##**Objective:**
WAP to implement a multi-layer perceptron (MLP) network with one hidden layer using numpy in Python. Demonstrate that it can learn the XOR Boolean function.

##**Description of the Model:**
- This is a Multi-Layer Perceptron (MLP) with a single hidden layer and a step activation function.
- It is trained using backpropagation and attempts to learn the XOR function.

##**Python Implementation**

In [10]:
import numpy as np
from sklearn.metrics import confusion_matrix

class MLP_XOR:
    def __init__(self, input_size, hidden_size, lr=0.1, epochs=1000):
        self.input_size = input_size
        self.hidden_size = hidden_size
        self.output_size = 1  # Single output neuron for binary classification
        self.lr = lr
        self.epochs = epochs

        # Xavier Initialization for stability
        self.W1 = np.random.randn(self.input_size, self.hidden_size) * np.sqrt(2.0 / self.input_size)
        self.b1 = np.zeros((1, self.hidden_size))
        self.W2 = np.random.randn(self.hidden_size, self.output_size) * np.sqrt(2.0 / self.hidden_size)
        self.b2 = np.zeros((1, self.output_size))

    def relu(self, x):
        return np.maximum(0, x)

    def relu_derivative(self, x):
        return (x > 0).astype(float)

    def sigmoid(self, x):
        return 1 / (1 + np.exp(-x))

    def sigmoid_derivative(self, x):
        return x * (1 - x)

    def forward(self, X):
        self.z1 = np.dot(X, self.W1) + self.b1
        self.a1 = self.relu(self.z1)
        self.z2 = np.dot(self.a1, self.W2) + self.b2
        self.a2 = self.sigmoid(self.z2)
        return self.a2

    def backward(self, X, y, output):
        error = y - output
        d_output = error * self.sigmoid_derivative(output)
        error_hidden = d_output.dot(self.W2.T)
        d_hidden = error_hidden * self.relu_derivative(self.a1)

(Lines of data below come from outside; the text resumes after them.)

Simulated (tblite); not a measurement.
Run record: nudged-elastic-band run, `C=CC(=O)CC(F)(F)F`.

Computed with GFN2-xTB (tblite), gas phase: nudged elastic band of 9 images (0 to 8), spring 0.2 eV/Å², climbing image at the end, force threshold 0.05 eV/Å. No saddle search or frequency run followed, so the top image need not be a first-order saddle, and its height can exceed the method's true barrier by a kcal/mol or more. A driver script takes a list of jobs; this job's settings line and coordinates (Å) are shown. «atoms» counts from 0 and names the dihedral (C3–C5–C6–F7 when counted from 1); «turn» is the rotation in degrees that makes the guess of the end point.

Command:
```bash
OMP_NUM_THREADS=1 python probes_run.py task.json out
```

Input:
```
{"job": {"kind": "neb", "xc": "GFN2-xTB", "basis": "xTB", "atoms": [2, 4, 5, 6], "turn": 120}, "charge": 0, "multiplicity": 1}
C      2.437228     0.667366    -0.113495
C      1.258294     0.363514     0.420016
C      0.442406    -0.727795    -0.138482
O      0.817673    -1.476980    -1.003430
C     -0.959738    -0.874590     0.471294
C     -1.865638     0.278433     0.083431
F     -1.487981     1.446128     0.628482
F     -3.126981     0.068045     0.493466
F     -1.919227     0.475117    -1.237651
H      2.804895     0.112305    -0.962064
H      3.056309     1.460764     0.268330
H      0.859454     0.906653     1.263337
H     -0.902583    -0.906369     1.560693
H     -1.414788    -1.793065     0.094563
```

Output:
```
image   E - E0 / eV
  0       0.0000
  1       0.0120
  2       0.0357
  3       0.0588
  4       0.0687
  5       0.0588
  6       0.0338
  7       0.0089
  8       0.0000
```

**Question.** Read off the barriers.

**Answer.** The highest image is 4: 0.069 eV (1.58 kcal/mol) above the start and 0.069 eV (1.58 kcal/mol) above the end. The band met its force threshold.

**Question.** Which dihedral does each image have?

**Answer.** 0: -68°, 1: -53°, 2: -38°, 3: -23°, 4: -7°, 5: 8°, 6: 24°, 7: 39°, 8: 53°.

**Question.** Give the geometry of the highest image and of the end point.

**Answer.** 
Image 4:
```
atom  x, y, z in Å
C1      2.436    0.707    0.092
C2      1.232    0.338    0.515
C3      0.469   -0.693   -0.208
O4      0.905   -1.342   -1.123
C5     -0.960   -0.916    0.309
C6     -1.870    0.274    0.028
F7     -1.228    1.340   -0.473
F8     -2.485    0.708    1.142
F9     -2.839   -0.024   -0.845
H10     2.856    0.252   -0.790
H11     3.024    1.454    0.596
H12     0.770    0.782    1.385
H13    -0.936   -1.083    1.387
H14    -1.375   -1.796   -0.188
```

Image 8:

        # Update weights and biases using learning rate
        self.W2 += self.a1.T.dot(d_output) * self.lr
        self.b2 += np.sum(d_output, axis=0, keepdims=True) * self.lr
        self.W1 += X.T.dot(d_hidden) * self.lr
        self.b1 += np.sum(d_hidden, axis=0, keepdims=True) * self.lr

    def train(self, X, y):
        for _ in range(self.epochs):
            output = self.forward(X)
            self.backward(X, y, output)

    def predict(self, X):
        return (self.forward(X) > 0.5).astype(int)

    def evaluate(self, X, y):
        predictions = self.predict(X)
        correct = np.sum(predictions == y)
        accuracy = (correct / len(y)) * 100
        print(f'Accuracy: {accuracy:.2f}%')

        # Compute confusion matrix
        cm = confusion_matrix(y, predictions)
        print("Confusion Matrix:")
        print(cm)

# XOR Truth Table
X_xor = np.array([[0, 0], [0, 1], [1, 0], [1, 1]])
y_xor = np.array([[0], [1], [1], [0]])

# Train MLP on XOR
print("Training MLP for XOR")
mlp_xor = MLP_XOR(input_size=2, hidden_size=4, lr=0.1, epochs=1000)
mlp_xor.train(X_xor, y_xor)
mlp_xor.evaluate(X_xor, y_xor)


Training MLP for XOR
Accuracy: 100.00%
Confusion Matrix:
[[2 0]
 [0 2]]


##**Code Explanation:**
### **Code Explanation (Short Points)**  

1. **Perceptron Class**  
   - Implements a **single-layer perceptron** with a step activation function.  
   - Uses **random weight initialization** (including bias).  
   - Learning rate and epochs are configurable.  

2. **Activation Function**  
   - Uses a **threshold function**: returns `1` if input ≥ 0, otherwise `0`.  

3. **Training Process**  
   - Iterates through **epochs** and updates weights using the Perceptron Learning Rule
   - Adds a **bias term** for better decision-making.  

4. **Prediction Function**  
   - Computes the **weighted sum** of inputs and applies the **activation function**.  

5. **Evaluation with Confusion Matrix**  
   - **Accuracy** is calculated as: (Correct Predictions/Total Samples)X 100
   - **Confusion Matrix** is printed for detailed performance analysis.  

7. **Limitations and Improvements**  
   - **Single-layer perceptron** **cannot** solve **non-linearly separable** problems (like XOR).  
   - **Solution:** Use a **multi-layer perceptron (MLP)** with **hidden layers** and **non-linear activations** (ReLU, Sigmoid).

##**My Comments:**
1. The step activation function is not ideal for backpropagation since it lacks smooth gradients.
2. This MLP can learn XOR, but convergence is slower and less stable than using sigmoid or ReLU.
3. The weight update could be improved with momentum or adaptive learning rates.
4. Using sigmoid/ReLU activation would allow better gradient flow and training efficiency.
5. The training process could benefit from batch updates rather than single-sample updates.